Flickr Strips Copyright Metadata

Flickr has a wee problem. While it loves the metadata that is in your photographs when you upload them, merrily adding the camera information to its database, adding keywords as tags, and the like, it then turns around and does something absolutely horrible. It proceeds to strip the most of the metadata out of every resized image it makes from your originally uploaded photograph, including the all important copyright and other IPTC metadata that describe who created the photograph and potentially carry along a caption, title, and keywords for the image.

Boiler Bay

This means that the 500 pixel on the longest size images that you see on Flickr as you browse a somebody's photo stream have no identity built into them as to who made them. Nor do any other size besides the original uploaded file. Sure, when you're viewing the image on the Flickr page, you don't need that information. But when a user saves that image out to their local disk, or embeds a that photo in their own website even if it's being served out of Flickr's farm, there's no way to link that photo back to the maker.

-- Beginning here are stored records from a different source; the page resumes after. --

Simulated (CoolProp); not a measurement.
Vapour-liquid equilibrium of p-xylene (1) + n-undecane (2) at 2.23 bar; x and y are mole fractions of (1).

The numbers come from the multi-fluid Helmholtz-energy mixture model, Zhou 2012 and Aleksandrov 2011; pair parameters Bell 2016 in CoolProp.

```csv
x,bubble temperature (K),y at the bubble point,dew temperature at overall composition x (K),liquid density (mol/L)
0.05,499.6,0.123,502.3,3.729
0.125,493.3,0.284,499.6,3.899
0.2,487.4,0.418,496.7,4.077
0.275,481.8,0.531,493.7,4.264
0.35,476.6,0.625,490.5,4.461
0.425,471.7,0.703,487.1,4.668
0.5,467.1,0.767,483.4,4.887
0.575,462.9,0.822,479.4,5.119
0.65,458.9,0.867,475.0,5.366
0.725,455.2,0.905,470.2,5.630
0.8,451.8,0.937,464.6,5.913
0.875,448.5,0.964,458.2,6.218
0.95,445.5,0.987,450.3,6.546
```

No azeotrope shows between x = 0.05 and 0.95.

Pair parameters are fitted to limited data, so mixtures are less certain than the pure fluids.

The problem gets worse as the use of the image spreads. For example, if you upload an image and then it gets uploaded to Wikipedia and then it makes its way into a news story on CNET or appears on a blog somewhere, the ability to find out who took that photo gets harder and harder with each successive step and often involves asking humans "Where'd you get that image?" With the number of images we all see in a day, you can see that this particular approach doesn't scale.

Furthermore, with data going everywhichway on the Internet today, not carrying along IPTC information is a recipe for creating orphan works. An orphan work is defined as a work for which a the copyright owner may be impossible to identify and locate. Orphan works have become such a big problem that the U.S. Copyright Office has prepared a report on orphan works. According to the Center for the Study of the Public Domain at Duke, orphan works probably comprise the majority of the record of 20th century culture.

By serving as one of the huge repositories of online imagery, and by stripping metadata on almost every image it serves, Flickr is unintentionally pouring fuel onto the fire of the orphan works problem. Sure, creator and copyright metadata take up a wee bit of space in the file format, but in today's Internet environment, the relatively few bytes it takes to preserve this information is negligible, especially compared to the value of being able to pass along this all too critical information.

Try it for yourself. Grab two versions of an image from Flickr, such as the image above. Grab the originally uploaded file and then grab the other any of the resized images from that file. Take a look in any tool that lets you examine a file's metadata. Here's an example from one of my images. The info box on the left is from the original size file, the info box on the left is from a resized version, specifically the image embedded above.

flickr-meta-original.png flickr-meta-resized.png

As you can see, the panel on the left has all sorts of information about the photo, it's caption, title, and the creator information. If somebody finds this image and wants to find me, they can type my name into any search engine and they'll find my contact info very quickly. On the other hand, the image that the panel on the right belongs to—the resized image—doesn't have any IPTC data embedded into it at all. Imagine you got ahold of this image from somewhere out there on the net—maybe a Facebook page where somebody had included it to show to a friend—and you wanted to contact me. Could you?

What should Flickr do to fix this problem? There are two steps, one of which should be relatively easy, the other which is hard.

  1. Flickr needs to change its resize engine to preserve IPTC metadata in uploaded files. This should be straightforward.
  2. Flickr needs to reprocess its collection of images so that IPTC metadata in original files is propagated back to all images on Flickr. This is the tough one since there is so much data in Flickr at this point.

Making sure that creator, copyright and other IPTC information, including titles and captions, is preserved in every image sourced from Flickr—especially the 500px default sizes—will be a huge benefit to all of us as the years go on and the images that people source from Flickr are used in more places than we can imagine. Otherwise, all of those images that are being served from Flickr right now will eventually become orphans, causing problems for both creators and consumers of that work.

I dig Flickr a lot, and Flickr has served me very well over the years, including just over the last few days when I asked readers of this blog to mark photos for possibly inclusion into a catalog of images to be sold as prints. The stripping of metadata, however, is a big problem for me. I've chimed in on a feature request at Flickr for preserving IPTC metadata. If you think that preserving IPTC data in photographs is important, and you're a Flickr user, please consider joining in and making your voice heard.

Related Posts:

Related Links:

This is one of 187 blog posts on duncandavidson.com. If you care to read more, two posts I recommend are Dear Speakers, a set of thoughts for public speakers that I pulled together in March, 2009 and Tilting at the Windmill, One Last Time, a call to Flickr to include important EXIF and ITPC metadata in the photographs they provide to the public.

15 Comments

Wow - that's an incredible oversight/problem.

user-pic

I'm going to point out the obvious problem here. 2 billion photos times 5 resized views of every image times (say) 1k of metadata for titles is just shy of 10TB of extra storage that has to come from _somewhere_. Which might be an overestimate, of course - not everyone _has_ metadata on their photos, but nowadays I'd expect most photos to have at least whatever their cameras added.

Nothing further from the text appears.